▲ | joshuamorton 2 days ago | ||||||||||||||||
This is "companies do on-call badly". For the purposes of this exercise presume that our theoretical on-call process is no worse than Google's SRE structure: You are on-call for a 12 hour shift that is more or less aligned with your waking hours, and you are compensated extra for the time you are on-call outside of normal working hours, whether or not you are called in. You are on-call at most one week per month, on average, and usually less. | |||||||||||||||||
▲ | tharkun__ 2 days ago | parent [-] | ||||||||||||||||
I suppose if you're Google they can theoretically make it so it's more aligned with your waking hours? Do they do it? Most companies don't or can't. I.e. it's _less_ aligned.

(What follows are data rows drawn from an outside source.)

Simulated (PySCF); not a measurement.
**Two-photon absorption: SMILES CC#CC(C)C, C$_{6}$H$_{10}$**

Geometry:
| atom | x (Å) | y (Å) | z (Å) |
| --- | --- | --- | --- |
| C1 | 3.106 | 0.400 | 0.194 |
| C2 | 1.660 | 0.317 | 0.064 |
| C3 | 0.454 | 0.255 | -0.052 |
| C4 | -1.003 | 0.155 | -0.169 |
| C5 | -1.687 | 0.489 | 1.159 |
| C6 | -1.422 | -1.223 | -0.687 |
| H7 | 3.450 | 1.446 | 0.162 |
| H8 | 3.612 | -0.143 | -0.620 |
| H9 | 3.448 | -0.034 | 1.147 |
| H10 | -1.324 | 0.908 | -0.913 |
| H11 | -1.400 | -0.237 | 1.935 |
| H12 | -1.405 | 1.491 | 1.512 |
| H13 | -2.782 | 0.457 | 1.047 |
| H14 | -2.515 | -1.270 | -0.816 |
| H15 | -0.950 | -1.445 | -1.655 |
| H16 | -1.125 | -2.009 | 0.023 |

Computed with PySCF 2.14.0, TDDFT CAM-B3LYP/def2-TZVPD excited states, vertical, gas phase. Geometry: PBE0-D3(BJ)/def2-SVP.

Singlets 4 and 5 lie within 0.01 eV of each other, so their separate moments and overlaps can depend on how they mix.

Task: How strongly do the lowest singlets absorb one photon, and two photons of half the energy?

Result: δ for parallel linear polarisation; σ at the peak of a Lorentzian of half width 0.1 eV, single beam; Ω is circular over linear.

How much? Way too many on-call processes in which this is nothing but a few dollars to be able to say "see, we do pay for this, even when you're not called!". As in, way not enough for the number being on-call does to how you go about your day. Always on edge, always awaiting that call / alert that requires you to drop whatever you are currently doing. Preventing you from actually doing/starting certain things.You haven't even mentioned the expected reaction and resolution time and that alone can make a huge difference.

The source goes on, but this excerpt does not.